It’s not easy being the shy kid. Inside, you feel like you have so many things to share, but you can’t get them out of your mouth. And it doesn’t help when people say to you “Why are you so quiet? Speak up! Smile!” Your tongue gets more tied and even more pressure mounts on you to come up with something. Your mind simultaneously races and shuts down; you can’t get the thoughts to tie together enough to come coherently out of your mouth.
When you’re shy, so much of your personality gets stuck inside you, only revealed to those who are closest to you, the people who make you feel safe enough to truly let your guard down. My family and closest childhood friends knew that I could be chatty, spazzy, and excitable over the things I geeked out about: animals, TV shows, riding my bike, Disney movies, old musicals. I had so many interests, but 90% of my young classmates didn’t know that.
When I was in high school, I was determined to branch out, so I auditioned for the school musical, 42nd Street. I was cast as a chorus girl, and spent most afternoons and evenings in the school auditorium, rehearsing. The cast grew close after spending so many hours together, learning tap routines, getting measured for costumes, and sitting around snacking or gossiping in between scenes. Everyone that is, except for me. I would try to join circles of kids sitting around, slowly creeping up to the edge, trying to be invisible yet also trying to belong. I’d smile and nod as others told stories, laugh when others laughed, but I didn’t command the circle with my own stories or opinions.
Near the end of the rehearsal period, before opening night, we had a cast dinner in the auditorium and a few of the lead actors–mostly juniors and seniors who had been in every play since they started high school–handed out cast “awards” that they had printed out on computer paper using a certificate template. “Funniest cast member,” “biggest prima donna,” “Most dramatic,” “Most likely to perform on Broadway,” things like that. We all laughed and applauded as each person went to the front of the room to receive their award, all nodding in recognition at the inside jokes that had been cultivated during weeks of long rehearsal. Finally, my name was called. The blond, popular girl who was holding my award gave me a sweet smile with her head bowed. She held the piece of paper out to me. “Kim Nelson, Shyest Cast Member.” She continued to smile warmly at me, as if she were afraid of startling me. I felt my face flush. The thing I hated the most about that award was in that, in that moment, I realized that after weeks and hours of all hanging out together, none of my castmates had gotten to know me at all.

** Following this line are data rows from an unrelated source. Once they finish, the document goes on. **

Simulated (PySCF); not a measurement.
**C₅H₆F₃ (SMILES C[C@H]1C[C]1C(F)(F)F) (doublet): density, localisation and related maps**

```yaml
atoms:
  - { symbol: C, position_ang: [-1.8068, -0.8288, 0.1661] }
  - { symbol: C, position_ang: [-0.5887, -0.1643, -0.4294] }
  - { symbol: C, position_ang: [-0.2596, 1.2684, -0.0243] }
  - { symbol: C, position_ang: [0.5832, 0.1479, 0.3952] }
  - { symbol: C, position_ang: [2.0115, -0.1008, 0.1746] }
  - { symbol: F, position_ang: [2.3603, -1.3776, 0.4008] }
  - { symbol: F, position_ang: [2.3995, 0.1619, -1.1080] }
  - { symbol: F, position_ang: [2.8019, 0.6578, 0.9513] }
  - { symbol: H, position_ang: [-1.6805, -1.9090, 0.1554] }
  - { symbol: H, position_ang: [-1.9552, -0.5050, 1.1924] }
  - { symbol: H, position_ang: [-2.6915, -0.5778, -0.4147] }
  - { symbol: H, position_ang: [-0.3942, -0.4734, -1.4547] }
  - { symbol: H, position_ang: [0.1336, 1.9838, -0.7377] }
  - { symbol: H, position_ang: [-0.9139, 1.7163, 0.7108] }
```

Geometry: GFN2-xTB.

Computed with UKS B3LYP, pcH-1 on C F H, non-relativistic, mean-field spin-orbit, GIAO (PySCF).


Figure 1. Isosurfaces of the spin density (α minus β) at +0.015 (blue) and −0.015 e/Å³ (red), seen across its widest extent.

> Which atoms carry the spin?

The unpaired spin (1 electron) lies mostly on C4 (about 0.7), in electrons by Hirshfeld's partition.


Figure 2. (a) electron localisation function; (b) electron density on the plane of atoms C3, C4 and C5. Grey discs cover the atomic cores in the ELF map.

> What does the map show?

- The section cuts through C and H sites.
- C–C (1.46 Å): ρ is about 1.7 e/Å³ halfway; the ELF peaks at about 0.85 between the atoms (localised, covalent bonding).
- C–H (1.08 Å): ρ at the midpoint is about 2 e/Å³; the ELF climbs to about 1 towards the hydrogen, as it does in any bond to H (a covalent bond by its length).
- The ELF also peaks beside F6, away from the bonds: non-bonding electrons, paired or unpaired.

Over time, I gradually overcame my crippling shyness. Some of it happened during high school, when I had a close group of friends who made me feel funny and confident. Through them, I was able to branch out and be myself around others (though usually I needed them to be there with me as my security blanket. I knew they would laugh at my jokes, so I felt OK to say them aloud). I also discovered my love of theater, which may sound strange. But for some reason, being onstage in front of a crowd of people, performing as a character, was much easier for me than talking to someone face to face. Acting also helped me build my confidence while it continuously pushed me out of my comfort zone.
And honestly, alcohol helped too. For a naturally quiet person, a few beers was the perfect antidote to social anxiety. It may not be the healthiest cure, but it gave me just enough boldness to realize that I was capable of letting loose and fully joining the circle instead of hovering just outside. With time and practice, I became more comfortable with socializing and soon the alcohol was no longer needed to get the ball rolling.
As an adult, I’ve become much more comfortable in my skin and I like myself enough to let other people get to know me. Some situations can still bring back those childhood attacks of shyness–large group events where I may not know many people are a big one. I will always be more of a quiet person by nature, but I am OK with that. It’s just one small part of who I am.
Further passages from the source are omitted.